People Follow Social Norms Even When They Are Completely Arbitrary, According To New Research

    So, we are all kind of sheep, according to this new study.

    People's decision to conform to a social norm is heavily influenced by whether or not other people are following it — even when people know its popularity is completely arbitrary, according to a new study from the University of Melbourne.

    The research, published in Nature's Human Behaviour journal, involved 300 participants filling out a brief personality quiz that rated them on the "big five" traits (openness, agreeableness, emotional stability, extraversion and conscientiousness), and then being given one of two moral dilemmas.

    The first dilemma asked participants whether or not they would report a criminal to the police if they had witnessed them robbing a bank and then giving half the money to an orphanage. The second dilemma asked if they would hire a friend or a more qualified candidate for a job at their firm.

    For the robber scenario, half of the participants were told that most people had chosen to report the robber to the police. The other half were told that most people had refrained from reporting them.

    The same manipulation applied for the job candidate scenario.

    However – it was made clear to all the participants that the way that the majority voted before them was entirely arbitrary because a faulty programming error made one choice more popular than the other.

    That is to say, all the participants believed the social norm they were presented with was not grounded in a logical – or even a conscious – decision.
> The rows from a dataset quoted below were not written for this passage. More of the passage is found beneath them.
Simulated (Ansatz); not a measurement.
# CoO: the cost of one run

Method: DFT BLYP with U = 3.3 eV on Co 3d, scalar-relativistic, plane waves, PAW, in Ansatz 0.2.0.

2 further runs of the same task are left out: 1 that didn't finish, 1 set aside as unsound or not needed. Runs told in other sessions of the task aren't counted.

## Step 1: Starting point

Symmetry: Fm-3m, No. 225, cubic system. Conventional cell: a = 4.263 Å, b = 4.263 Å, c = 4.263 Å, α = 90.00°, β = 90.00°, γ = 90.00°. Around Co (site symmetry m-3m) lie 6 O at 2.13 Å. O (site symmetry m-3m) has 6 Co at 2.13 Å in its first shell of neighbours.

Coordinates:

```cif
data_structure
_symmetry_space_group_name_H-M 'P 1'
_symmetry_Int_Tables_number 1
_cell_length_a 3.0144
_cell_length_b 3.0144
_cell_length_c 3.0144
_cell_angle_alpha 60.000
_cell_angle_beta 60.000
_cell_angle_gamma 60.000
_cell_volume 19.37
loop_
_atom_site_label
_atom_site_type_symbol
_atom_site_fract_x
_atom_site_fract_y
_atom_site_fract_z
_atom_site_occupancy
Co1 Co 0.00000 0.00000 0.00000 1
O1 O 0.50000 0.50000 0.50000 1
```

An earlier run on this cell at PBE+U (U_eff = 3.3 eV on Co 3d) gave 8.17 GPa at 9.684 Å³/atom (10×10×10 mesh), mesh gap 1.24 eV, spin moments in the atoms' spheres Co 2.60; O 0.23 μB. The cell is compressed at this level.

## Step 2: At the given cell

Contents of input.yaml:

    Despite believing this, participants overwhelmingly chose the most popular decision. This effect was even more profound when the participants believed had done the experiment before them shared their gender and personality traits.

    Lead author of the study, Campbell Pryor, told BuzzFeed News that reasoning related to evolutionary psychology could be driving this effect.

    "It could be something basic like a deep-seated desire to follow a herd," he said. "Evolutionary-wise, we may have a desire to do what other people are doing because it makes us feel safer."

    However, because participants tended to blindly agree more with the decisions of people who shared their personality characteristics, Pryor believes it is more likely that people make these choices in order to maintain a sense of social identity.

    "One possible factor at play is that people just have some kind of internal desire to identify with people," he said.

    So, where does this kind of information come in handy?

    Pryor says that this kind of irrational decision-making should be taken into account for public health policy related to underage drinking.

    While peer pressure dominates the dialogue around teen drinking, Pryor believes that even if experts were able to remove peer pressure from the equation, this research suggests that "simply knowing that your friends are drinking" would lead teenagers to make the same decision to drink.

    Pryor believes that the study shows that policy that targets "rational reasons to follow norms may not be as effective as we would have previously thought".